An eastern terminus of the Great Wall overlooking North Korea.
The end of the Great Wall of China: Hushan Tiger Mountain
Hushan, or Tiger Mountain Great Wall (虎山长城 Hǔshān Chángchéng | 박작성 Bakjak Fortress) is the most eastern start point, or end of the Great Wall of China. It is located just 15km north of Dandong city in Liaoning province, China. It lies close to the Yalu river, and ends directly on the Chinese-North Korean border.
This section of the Great Wall of China is named after the mountain over which it stretches for approximately 1,200 meters; Hushan (lit. Tiger Mountain, 虎山). It has been open for tourists to visit since 1992. It was renovated a few years before opening to the public.
Why Was the Great Wall of China Built?
Like many great walls in history throughout the world, the Great Wall of China was built primarily for defence.
The Great Wall was built to keep enemies and invaders out, and also Chinese people in. It was especially built for defence against the Mongols, a tribal group who were regularly known to raid China.
This is particularly so for areas in the north of China.
The Hushan Great Wall was built in this strategic location to keep out the Mongols, as well as protect this northeastern border from Japanese or Korean attacks.
Hushan Great Wall History
There’s a whole load of history behind the Great Wall of China. Like, a lot.
But, being the eastern most point and the end of the Great Wall of China, the Hushan Great Wall section has some pretty interesting history.
The end of the Great Wall of China is often mistaken for the Laolongtou (Old Dragon’s Head) section. This section of the Great Wall was built in 1469 during the Ming Dynasty, and since then it has undergone a lot of wear and tear causing collapse and a lot of destruction to the Hushan Great Wall. This meant that the Laolongtou section was then seen as the most eastern part, and end of the Great Wall of China.
In 1989, however, a huge project excavated ruins to prove the existence of Hushan and declare it rightfully as the eastern-most point of the Great Wall of China.
In 1992, a huge restoration project began. A lot of money was invested to restore this part of the Great Wall of China and open it up to the public.
In 2000, the renovation was completed.
Sections of Hushan Great Wall of China
There are various watchtowers and things to see as you traverse to the end of the Great Wall of China. But here are a couple of things to make sure you don’t miss on your travels!
This is the entrance to the Dandong Great Wall scenic area, as well as one of the most famous landmarks of it. The Chinese writing here reads “Hushan Great Wall”.
The Gate Tower is made up of the main body and another two-level tower on top.
The main body of the Gate Tower stands at a height of 9.6 meters and width of 20.5 meters.
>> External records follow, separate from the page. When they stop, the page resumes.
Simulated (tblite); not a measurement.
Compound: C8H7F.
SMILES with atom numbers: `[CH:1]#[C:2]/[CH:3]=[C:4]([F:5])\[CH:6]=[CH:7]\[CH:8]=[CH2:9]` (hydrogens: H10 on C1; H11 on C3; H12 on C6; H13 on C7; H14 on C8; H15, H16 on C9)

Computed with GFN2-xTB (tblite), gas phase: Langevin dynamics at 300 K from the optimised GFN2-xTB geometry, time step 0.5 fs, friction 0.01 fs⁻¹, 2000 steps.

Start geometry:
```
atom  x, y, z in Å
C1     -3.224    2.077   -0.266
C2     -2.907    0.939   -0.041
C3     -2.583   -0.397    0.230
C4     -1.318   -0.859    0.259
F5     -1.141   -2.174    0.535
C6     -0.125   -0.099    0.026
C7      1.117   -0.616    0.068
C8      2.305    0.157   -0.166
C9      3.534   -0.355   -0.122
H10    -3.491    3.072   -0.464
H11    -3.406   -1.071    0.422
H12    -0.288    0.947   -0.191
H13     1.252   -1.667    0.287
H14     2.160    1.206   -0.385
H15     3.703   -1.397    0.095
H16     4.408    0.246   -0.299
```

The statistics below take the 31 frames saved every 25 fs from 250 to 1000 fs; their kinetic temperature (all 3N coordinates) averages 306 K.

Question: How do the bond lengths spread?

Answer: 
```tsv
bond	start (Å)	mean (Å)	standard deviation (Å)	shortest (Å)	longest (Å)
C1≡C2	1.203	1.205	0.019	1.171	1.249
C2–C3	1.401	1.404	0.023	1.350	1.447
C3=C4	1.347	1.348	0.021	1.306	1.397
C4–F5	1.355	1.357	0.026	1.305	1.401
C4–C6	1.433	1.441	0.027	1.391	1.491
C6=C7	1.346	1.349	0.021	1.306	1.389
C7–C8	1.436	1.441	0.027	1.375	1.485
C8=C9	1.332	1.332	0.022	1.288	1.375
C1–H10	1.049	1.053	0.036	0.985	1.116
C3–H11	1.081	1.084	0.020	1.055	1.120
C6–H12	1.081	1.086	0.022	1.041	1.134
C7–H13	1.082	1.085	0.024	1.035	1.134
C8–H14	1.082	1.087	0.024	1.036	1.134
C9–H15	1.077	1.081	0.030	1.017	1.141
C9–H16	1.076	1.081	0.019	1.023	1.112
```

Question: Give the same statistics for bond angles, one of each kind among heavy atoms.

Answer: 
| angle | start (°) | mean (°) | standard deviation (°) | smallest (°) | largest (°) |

The second tower on top is an arrow tower made up of 2 storeys built in traditional Chinese style, embellished with blue tiles contrasting with the red pillars. The second tower is 14 meters high and 11 meters wide.
No. 8 Watchtower
There are various watchtowers as you walk along the Great Wall. No.08, however, is particularly interesting and one you shouldn’t pass by too quickly.
There are two levels to this watchtower.
The first storey is 7.7 meters long, 10 meters wide with 4 windows with a great view. From here, you can climb up a small staircase to the second storey. This is 7.5 meters long and 4 meters wide - so you do need to exercise caution when up there! This area was used as a shelter for soldiers on guard.
Dandong Great Wall History Museum
If you have some extra time and/or are a massive history nerd, pay a visit to the Hushan Great Wall Museum whilst you’re there.
This museum introduces the history of the Great Wall during different dynasties, as well as the function of it as a defence mechanism.
You can also find various artefacts, oil paintings, and sculptures from the Ming Dynasty that were discovered in the Hushan Great Wall area.
It costs 10 yuan to visit the Hushan Great Wall History Museum.
Can You Walk the Whole Great Wall of China?
In short, no.
Also, you can’t see it from space.
Firstly, the Great Wall is long. In fact, it’s the longest man-made structure in history, stretching over 21,196.18km (13,170.6956 miles).
Secondly, the Great Wall of China was built in sections over many years and different dynasties. Apart from being VERY long, it’s physically impossible to walk the entire length from the start to the end of the Great Wall of China simply because it’s broken into sections. Sometimes, the wall even doubles or triples up. So you’d have to go back and complete these sections too if you were really determined…
Apart from this, you may find other obstacles. Some areas of the Great Wall of China are not open to the public, and other sections are too dangerous to trek over.
* The Hushan section of the Great Wall of China in Dandong reaches a height of 146.3 meters. Dandong is located in the north east of China, so it get’s pretty cold. If you’re planning a trip to the Great Wall of China from Dandong, it is best to pack lots of warm clothing.
* You should avoid going in winter since there may be snow and ice. Spring is the best time to visit.
* If you’re wanting to visit the Great Wall of China, this is a great place to do it if you hate crowds. Many sections of the Great Wall are particularly popular in Beijing, but it’s often difficult to get your perfect snapshot without it being crowded with other people. The Great Wall of China in Dandong is much less frequently visited, but doesn’t mean it’s an less as… Great!
Location and Access
The Great Wall of China Dandong section is located just 15km from the centre of Dandong. You can get a taxi here.
It is suggested that you give yourself approximately four hours to visit the Hushan Great Wall of China section.
You can begin your walk from Gate Tower. From here, you will pass 12 watchtowers as you ascend. Take a stop at each and have an explore. Every watchtower is different and unique. After you have reached the mountain top there is a watchtower that you can enter and enjoy a great view of the Great Wall as it stretches over the land. From here, you can also rent a telescope for 10 yuan and look into North Korea over the other side.
After you have reached this point, you can turn back and descend the same way you came up. Alternatively, you can keep going and walk along the ancient plank road. Along this road, you can have a good look into North Korea at different villages and fields. The plank road is long, steep, and narrow. You should exercise caution when walking on it.
When you have descended, don’t miss out on visiting the One Step to Cross point. This is the closest you can get to North Korea, without taking a tour into the country. This is an official North Korea - China border crossing with armed military on guard. You should not attempt to cross or take photos of the military.
On your way, you may also want to visit the Great Wall of China Museum.